Hi,

>> How about just cvent.com? I've uploaded the headers from one FP here:
>> http://pastebin.com/UDuDcp4F
>
> How would another RBL handle a company that I have personally received
> evidence of spamming even if it causes FPs?

Apparently none of the other RBLs consider it spam.

I've asked the list a few times before about similar companies, such
as verticalresponse.com, which are also mass e-marketers, and I doubt
very much whether all recipients have signed up for their
"newsletters" or "webinars".

There wasn't really any consensus on the list for this sender either.
I've left them off my blacklist for now, despite seeing messages
pertaining to "hair care" and gutter cleaning from their customers.
They're also not on any public blocklists.

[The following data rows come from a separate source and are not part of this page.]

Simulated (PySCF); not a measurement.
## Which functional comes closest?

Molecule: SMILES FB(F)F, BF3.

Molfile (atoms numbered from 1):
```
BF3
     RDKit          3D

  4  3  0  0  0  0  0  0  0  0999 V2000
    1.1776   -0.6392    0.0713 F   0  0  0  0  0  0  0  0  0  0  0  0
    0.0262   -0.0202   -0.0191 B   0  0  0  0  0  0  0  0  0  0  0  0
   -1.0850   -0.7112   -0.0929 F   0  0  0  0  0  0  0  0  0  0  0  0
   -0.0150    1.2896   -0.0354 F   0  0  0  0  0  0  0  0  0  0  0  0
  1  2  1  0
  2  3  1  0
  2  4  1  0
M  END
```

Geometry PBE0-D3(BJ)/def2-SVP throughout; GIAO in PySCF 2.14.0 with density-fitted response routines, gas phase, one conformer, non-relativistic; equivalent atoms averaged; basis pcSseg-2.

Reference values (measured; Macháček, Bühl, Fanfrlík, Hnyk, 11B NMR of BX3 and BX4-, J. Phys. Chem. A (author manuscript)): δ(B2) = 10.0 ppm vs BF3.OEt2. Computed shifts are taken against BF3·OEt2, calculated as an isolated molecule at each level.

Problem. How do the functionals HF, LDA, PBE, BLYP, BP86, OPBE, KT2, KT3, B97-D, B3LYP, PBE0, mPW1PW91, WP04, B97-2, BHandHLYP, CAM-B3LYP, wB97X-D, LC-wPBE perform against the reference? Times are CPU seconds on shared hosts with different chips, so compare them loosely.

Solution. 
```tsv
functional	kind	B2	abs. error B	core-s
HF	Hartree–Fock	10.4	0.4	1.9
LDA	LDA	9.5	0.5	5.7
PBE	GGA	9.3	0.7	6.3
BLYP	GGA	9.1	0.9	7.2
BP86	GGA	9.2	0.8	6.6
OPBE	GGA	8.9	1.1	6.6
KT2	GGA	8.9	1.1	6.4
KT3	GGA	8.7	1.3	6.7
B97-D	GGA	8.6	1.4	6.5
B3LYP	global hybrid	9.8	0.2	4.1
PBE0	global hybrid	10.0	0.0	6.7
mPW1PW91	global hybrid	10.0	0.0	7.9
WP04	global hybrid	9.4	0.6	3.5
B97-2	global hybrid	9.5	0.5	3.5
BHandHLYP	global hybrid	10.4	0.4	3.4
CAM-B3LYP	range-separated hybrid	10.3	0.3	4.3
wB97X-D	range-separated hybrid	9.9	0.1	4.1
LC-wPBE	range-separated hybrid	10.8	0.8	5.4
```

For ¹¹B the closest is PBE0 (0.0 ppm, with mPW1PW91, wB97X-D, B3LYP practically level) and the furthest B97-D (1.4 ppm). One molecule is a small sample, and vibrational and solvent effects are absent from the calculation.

>> Somehow I forgot this was your RBL. How many entries are on it?
>
> Approximately 1700 for the past 30 days.

How many of those are now on the dbl or zen?

> I agree it has collateral damage.  You can explain to them that the emails
> can be found marked as spam because the company running the events are
> spammers is my main response.  And searching more about cvent.com just makes
> me question their practices and others (such as
> http://www.pissedconsumer.com/reviews-by-company/cvent.html) have confirmed
> what I have seen which is harvesting of Whois data and spamming it.

Yeah, I saw that too. Their response to me would be to figure out a
way to only let their legitimate stuff through. I could probably also
make some noise to get a contact there through my customer, but it
would probably only lead to lip service. I'd never be able to get them
to switch providers, and as we've seen with verticalresponse, the
alternatives have issues too.

>> With a poison pill attitude towards them, wouldn't it just be better
>> to reject them outright?
>
> I don't use any RBLs for rejection, only for scoring.

I just figured that since it's immediately being dropped, perhaps
sending them a bounce would help to control the number you receive
from them, if not just firewall their block outright.

> The RBL is built out of a manually-reviewed corpora of complaints that I
> cull together from users.  The scores reflect that it's seen and approved as
> being consistent with a spammer.  And cvent.com isn't a FP because I've
> personally review the corpora entry and it's not only scraped, they also

That's because you don't do business with them, so anything received
is unsolicited. In my case, corporate communications are actually
being blocked.

I'm going to keep a closer eye on them, and manually inspect more of
their mail to figure out what to do next.